By Periscope @periscopepost
UK government to appeal Hillsborough ruling

Hillsborough, twentieth anniversary. Photo credit: Ben Sutherland, http://flic.kr/p/6wR7kb

The UK government has caused controversy by appealing a decision to release papers relating to the 1989 Hillsborough football stadium disaster. The BBC made a Freedom of Information request in 2009 for documents that record then-Prime Minister Margaret Thatcher’s discussions with ministers following the tragedy, in which 96 people died. Information commissioner Christopher Graham authorised the release of the documents last month, but the government has announced it will appeal the decision. Some have suggested this points to a cover-up; but is it just a matter of protocol?

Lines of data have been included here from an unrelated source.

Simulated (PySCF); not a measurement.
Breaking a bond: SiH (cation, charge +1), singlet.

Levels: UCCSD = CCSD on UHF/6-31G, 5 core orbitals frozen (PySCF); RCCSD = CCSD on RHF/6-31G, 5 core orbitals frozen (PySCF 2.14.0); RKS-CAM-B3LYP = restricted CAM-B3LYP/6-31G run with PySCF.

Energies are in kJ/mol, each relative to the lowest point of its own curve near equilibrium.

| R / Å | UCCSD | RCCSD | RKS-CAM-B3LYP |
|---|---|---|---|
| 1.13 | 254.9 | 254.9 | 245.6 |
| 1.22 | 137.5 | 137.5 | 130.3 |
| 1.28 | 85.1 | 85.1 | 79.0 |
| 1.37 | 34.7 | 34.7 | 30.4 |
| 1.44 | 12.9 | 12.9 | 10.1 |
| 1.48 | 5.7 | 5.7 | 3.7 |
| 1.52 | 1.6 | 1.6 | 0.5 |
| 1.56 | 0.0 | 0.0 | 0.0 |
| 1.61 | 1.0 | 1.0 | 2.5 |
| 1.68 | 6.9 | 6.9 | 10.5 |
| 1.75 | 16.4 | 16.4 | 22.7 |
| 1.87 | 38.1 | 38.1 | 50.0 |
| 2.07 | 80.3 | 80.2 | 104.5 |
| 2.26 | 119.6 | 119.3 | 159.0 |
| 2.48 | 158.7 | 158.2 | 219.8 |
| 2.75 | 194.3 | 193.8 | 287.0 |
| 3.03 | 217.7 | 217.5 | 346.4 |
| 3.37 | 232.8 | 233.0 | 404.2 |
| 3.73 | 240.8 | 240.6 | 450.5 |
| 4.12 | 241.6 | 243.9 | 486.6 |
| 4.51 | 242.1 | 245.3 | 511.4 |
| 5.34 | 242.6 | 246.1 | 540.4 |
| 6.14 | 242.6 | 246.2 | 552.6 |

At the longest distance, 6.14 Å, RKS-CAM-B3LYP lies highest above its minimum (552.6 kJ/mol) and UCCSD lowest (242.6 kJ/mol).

  • Hillsborough disaster. Ninety-six Liverpool football supporters died following a crush at Hillsborough stadium that took place in a crowded tunnel and spectator pens. An inquiry was launched to examine the causes of the disaster; the resulting report also covered safety at football grounds. In 2009, the Hillsborough Independent Panel was founded to look into previously unseen documents relating to the tragedy.
  • Due process. The government has argued that it would be inappropriate to release the disputed documents to anyone other than the Hillsborough Independent Panel, who would then manage their wider dissemination. According to the BBC, a government spokesman said: “The Cabinet Office absolutely agrees with the principle of providing information to families about the Hillsborough stadium disaster, but we believe it is important that any release of information should be managed through the panel’s processes and in line with their terms of reference.” However, Martin Rosenbaum at the BBC contended that the government argument is flawed, pointing out that the Panel did not exist when the first request for the documents was made in 2009.
  • Petition. An e-petition calling for the release of the documents has garnered over 57,000 signatures. Liverpool manager Kenny Dalgleish and Newcastle footballer Joey Barton took to Twitter to urge people to sign. According to The Liverpool Daily Post, ten Merseyside MPs have written to David Cameron to urge him to reconsider the government’s stance. There have been several accusations of government cover-ups after the disaster, particularly after it emerged in 2009 that police officers’ statements had been altered.